3 MIN. DE LECTURA
(Adds detail on price, BSI comments)
By Joshua Franklin
LONDON, Aug 10 (Reuters) - Swiss private bank EFG International now expects to pay 1.05 billion Swiss francs ($1.08 billion) to buy rival BSI from Grupo BTG Pactual SA, almost 300 million francs less than previously announced.
EFG hopes the BSI tie-up, originally estimated to cost 1.328 billion francs, will create Switzerland's fifth biggest wealth manager behind the likes of UBS and Credit Suisse .
The bulk of the price cut relates to legal penalties for BSI over its business ties to a scandal-hit Malaysian government fund and provisions for a net reduction of BSI's assets since the end of November.
"EFG International and BSI continue to work on the preparation for the integration and expect the transaction to close in the fourth quarter of 2016," Zurich-based EFG said in a statement on Wednesday.
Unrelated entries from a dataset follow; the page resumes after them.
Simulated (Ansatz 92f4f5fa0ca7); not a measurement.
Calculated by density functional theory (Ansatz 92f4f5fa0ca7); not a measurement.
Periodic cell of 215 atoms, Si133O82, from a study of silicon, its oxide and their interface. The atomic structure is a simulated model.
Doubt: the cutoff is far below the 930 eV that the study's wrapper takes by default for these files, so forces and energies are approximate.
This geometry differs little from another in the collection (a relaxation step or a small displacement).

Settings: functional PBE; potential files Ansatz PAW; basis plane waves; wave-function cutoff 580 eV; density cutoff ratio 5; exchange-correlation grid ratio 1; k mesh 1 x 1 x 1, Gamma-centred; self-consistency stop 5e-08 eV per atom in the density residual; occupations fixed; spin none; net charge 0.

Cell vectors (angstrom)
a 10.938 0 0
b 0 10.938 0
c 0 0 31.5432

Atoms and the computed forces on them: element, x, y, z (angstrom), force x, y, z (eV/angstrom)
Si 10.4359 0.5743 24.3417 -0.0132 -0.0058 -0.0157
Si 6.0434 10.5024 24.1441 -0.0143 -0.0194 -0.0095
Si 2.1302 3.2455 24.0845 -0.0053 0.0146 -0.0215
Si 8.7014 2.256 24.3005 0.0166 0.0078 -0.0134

In the deal announced in February, there was a provision for a reduction in the purchase price if BSI suffered net withdrawals of client assets beyond a certain limit and for changes in BSI's tangible book value.
After BTG Pactual, the Brazilian investment bank selling BSI, showed outflows at BSI in the second quarter were 6.3 billion francs, EFG trimmed the expected purchase price by a further 140 million francs.
This followed an earlier price cut over penalties amounting to around 100 million francs in May from Swiss financial watchdog FINMA and Singapore authorities over dealings with a scandal-hit 1Malaysia Development Bhd (1MDB).
FINMA has also said BSI must be shut down once it has been integrated into EFG due to breaches in money-laundering rules through its business relationships and transactions linked to 1MDB. Singapore ordered that BSI's operations in the city-state be closed down.
BSI said FINMA's decision was "incorrect" and is appealing the ruling.
Swiss authorities said in February a criminal investigation into 1MDB had revealed that about $4 billion appeared to have been misappropriated from Malaysian state companies.
Investigators in several countries are trying to determine whether related transactions between 1MDB, banks and clients were funneled into the accounts of influential powerbrokers and politicians.
In a statement on Wednesday, BSI said client assets were hit by the FINMA and Monetary Authority of Singapore rulings.